Something else that has presented itself is Scott Bakker's Second Apocalypse series, which one's final book will be published within 20 days. And believe me. I've been looking forward to that one for a very long time.

I have a very personal and probably also very offensive post coming up concerning my experience with the series that explains why it strikes such a meaningful and personal chord with me. I'm still undecided If I'll actually post it but I gather that, with some cleaning up of the post, I will end up publishing it.

The entirety of parts 1 and 2 of the Second Apocalypse,
minus the Unholy Consult of course.

I made a half-hearted attempt to start re-reading the Judging Eye, but it got pretty horrific pretty quick and I was queasily dissuaded from continuing. This is mostly because over the weekend I got a little sick and I started to associate the nausea with the book.

I'm also worried about how to do the second apocalypse review posts once I've re-read the novels.
They're so deep and so horrific that it's really quite impossible to persuade anyone who doesn't read widely, and with a focus towards philosophical meandering, to read them. Or to even explain to anyone why these novels are so good, no, so necessary, without sounding like someone who likes torture porn superimposed over a background of theological imagery.

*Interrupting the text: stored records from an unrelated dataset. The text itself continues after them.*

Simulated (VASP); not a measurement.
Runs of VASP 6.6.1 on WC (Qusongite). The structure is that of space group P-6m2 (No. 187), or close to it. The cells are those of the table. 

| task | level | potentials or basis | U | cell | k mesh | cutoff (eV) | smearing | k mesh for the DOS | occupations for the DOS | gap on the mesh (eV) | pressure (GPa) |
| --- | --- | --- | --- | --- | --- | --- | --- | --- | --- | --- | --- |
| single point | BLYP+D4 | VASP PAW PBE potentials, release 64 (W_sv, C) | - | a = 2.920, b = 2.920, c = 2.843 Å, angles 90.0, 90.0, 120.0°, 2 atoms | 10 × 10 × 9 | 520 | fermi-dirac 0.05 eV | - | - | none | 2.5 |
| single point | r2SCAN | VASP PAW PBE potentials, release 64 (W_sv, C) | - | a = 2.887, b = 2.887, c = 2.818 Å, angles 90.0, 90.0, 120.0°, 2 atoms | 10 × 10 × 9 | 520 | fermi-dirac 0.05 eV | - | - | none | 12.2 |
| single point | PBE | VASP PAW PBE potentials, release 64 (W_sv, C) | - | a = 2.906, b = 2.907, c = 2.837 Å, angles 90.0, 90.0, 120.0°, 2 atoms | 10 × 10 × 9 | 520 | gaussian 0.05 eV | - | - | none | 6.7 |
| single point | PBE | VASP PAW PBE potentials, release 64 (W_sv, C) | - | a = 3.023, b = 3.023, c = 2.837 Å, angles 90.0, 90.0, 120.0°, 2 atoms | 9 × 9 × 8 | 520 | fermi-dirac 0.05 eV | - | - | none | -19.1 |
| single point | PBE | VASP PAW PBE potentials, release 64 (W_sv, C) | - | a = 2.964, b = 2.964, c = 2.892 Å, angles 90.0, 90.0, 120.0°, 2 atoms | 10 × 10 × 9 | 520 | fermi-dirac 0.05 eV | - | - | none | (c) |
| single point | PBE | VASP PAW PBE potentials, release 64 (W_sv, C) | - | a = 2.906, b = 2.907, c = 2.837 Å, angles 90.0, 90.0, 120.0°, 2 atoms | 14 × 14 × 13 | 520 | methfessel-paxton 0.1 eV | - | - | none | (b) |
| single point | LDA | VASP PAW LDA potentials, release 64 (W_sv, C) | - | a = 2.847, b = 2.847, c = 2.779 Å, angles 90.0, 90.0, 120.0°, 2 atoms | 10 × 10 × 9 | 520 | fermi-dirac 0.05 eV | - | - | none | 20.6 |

They're a blend of pessimistic ultra-realism and dark epic fantasy, geared towards advancing the writer's, who is a philosophy teacher, philosophical ideas.
Philosophy clad in a coat of grimdark, though, to quote LoopingWorld, “Grimdark” is usually used as a pejorative but it’s the greatest injustice to call this book so.
If I take a look at what Abalieno has written on the subject I feel myself sliding right out of my boots. What more can be said? The books simply can not appeal to everyone.
The dark, unflinching mirror they hold up can be sometimes be too hard to look at. And yet, it has so much to offer. The vision they present is unique.
There's nothing else like it on the market.

I remember reading the second book and at a certain point throwing it across the room in disgust and frustration. before it had stopped sliding across the floor I was already hurrying after it with a big and guilty grin on my face. There's immediate gratification coupled with disgust and exultation. But in the long term there's also something else, and idea lurking in the background of the series, that I sincerely hope Bakker keeps running with; It's possible that this idea is the central pay-off to the Aspect-Emperor part of the series, and I sincerely hope so. But I can't be sure, it might just be wish fulfillment.
I'll have to put spoiler tags at the start of the Second Apocalypse and Faith post.

It might seem bizarre and unhealthy to put so much stock on something so seemingly flimsy and obviously dark; it's just another set of books someone else might say. And I'm not disagreeing with that, but hey, everybody has their interests, and these books manage to tick all of mine. Theology, madness, metaphysics, extreme violence and an unflinching look at the dark selfishness of human nature. Also, a nightmare reflection of the Lord of the Rings, Kinda, and obvious inspiration from Blood Meridian.

Iron men and Saints, in case you're wondering,
Another big influence on the series.

And for now, in this vague time before the release of the final novel, hype and trust and hope is at a fever pitch. Anything is possible and all my hopes will be fulfilled.
What a dangerous thing hype can be.

So, despite and likely because of my excitement, I'm still not sure if I'll just plunge back into the dark, manipulative world of The Three Seas. I've been waiting a long while for the conclusion. But I could wait a little while longer If I feel like I'm being pressured, even if it's just by myself.

What can I say; I told you I'm a contrary sort of person.